Wednesday, November 9, 2011

Garlic Knots

My husband and I have a great tradition we call "wine and cheese night".  Every now and then we forgo the usual weekend restaurant trip to stay at home, pop open a bottle of wine, try a new kind of cheese, munch on olives, and break a nice loaf of bread.  We had a wine and cheese night last Friday.  Usually we pick out a loaf of bread from the store, but this particular day I decided I was going to make my own.  I am getting so brave!  

I searched high and low for the perfect bread to make.  It had to be something flavorful, but something that complemented the cheese we were having.  I settled on these Garlic Knots.  While it's not a loaf of bread, I figured it would do the trick. And indeed, it did.

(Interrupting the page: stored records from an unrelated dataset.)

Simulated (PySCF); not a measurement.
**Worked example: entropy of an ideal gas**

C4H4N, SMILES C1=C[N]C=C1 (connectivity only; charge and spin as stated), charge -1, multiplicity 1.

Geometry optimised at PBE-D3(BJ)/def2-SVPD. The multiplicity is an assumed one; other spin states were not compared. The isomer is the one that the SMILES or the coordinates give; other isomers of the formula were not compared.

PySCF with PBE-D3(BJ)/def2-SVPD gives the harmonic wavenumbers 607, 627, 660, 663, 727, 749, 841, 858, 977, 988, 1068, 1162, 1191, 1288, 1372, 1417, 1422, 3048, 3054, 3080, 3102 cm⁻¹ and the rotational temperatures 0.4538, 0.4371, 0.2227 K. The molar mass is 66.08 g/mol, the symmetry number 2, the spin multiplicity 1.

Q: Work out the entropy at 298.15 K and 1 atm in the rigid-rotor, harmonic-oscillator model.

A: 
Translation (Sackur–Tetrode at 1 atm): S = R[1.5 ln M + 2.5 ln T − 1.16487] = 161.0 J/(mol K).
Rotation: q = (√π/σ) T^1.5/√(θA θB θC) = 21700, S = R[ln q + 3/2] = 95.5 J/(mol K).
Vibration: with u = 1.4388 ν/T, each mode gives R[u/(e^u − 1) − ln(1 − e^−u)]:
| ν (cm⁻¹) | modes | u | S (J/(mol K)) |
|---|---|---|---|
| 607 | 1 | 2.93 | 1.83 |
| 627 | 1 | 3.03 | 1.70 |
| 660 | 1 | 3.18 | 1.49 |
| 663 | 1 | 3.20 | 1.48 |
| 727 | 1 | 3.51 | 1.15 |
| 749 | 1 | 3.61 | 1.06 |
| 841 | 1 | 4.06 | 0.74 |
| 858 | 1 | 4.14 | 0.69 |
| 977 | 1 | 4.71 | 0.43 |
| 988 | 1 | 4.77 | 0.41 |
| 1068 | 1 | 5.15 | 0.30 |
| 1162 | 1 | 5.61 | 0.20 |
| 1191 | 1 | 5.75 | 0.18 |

Like every bread I have made, these were not as hard to make as I thought they would be.  This dough came together nicely and I didn't have any problems working it.  I love it when things go right!  The original recipe called for fresh parsley.  I didn't have any fresh parsley, and I think dried parsley tastes like alfalfa.  For those of you who didn't spend your summers raking hay on your father's farm, here's what alfalfa is.  So I used Italian seasoning instead because that sounded good with garlic.  And I like to pretend I am in Italy on wine and cheese night!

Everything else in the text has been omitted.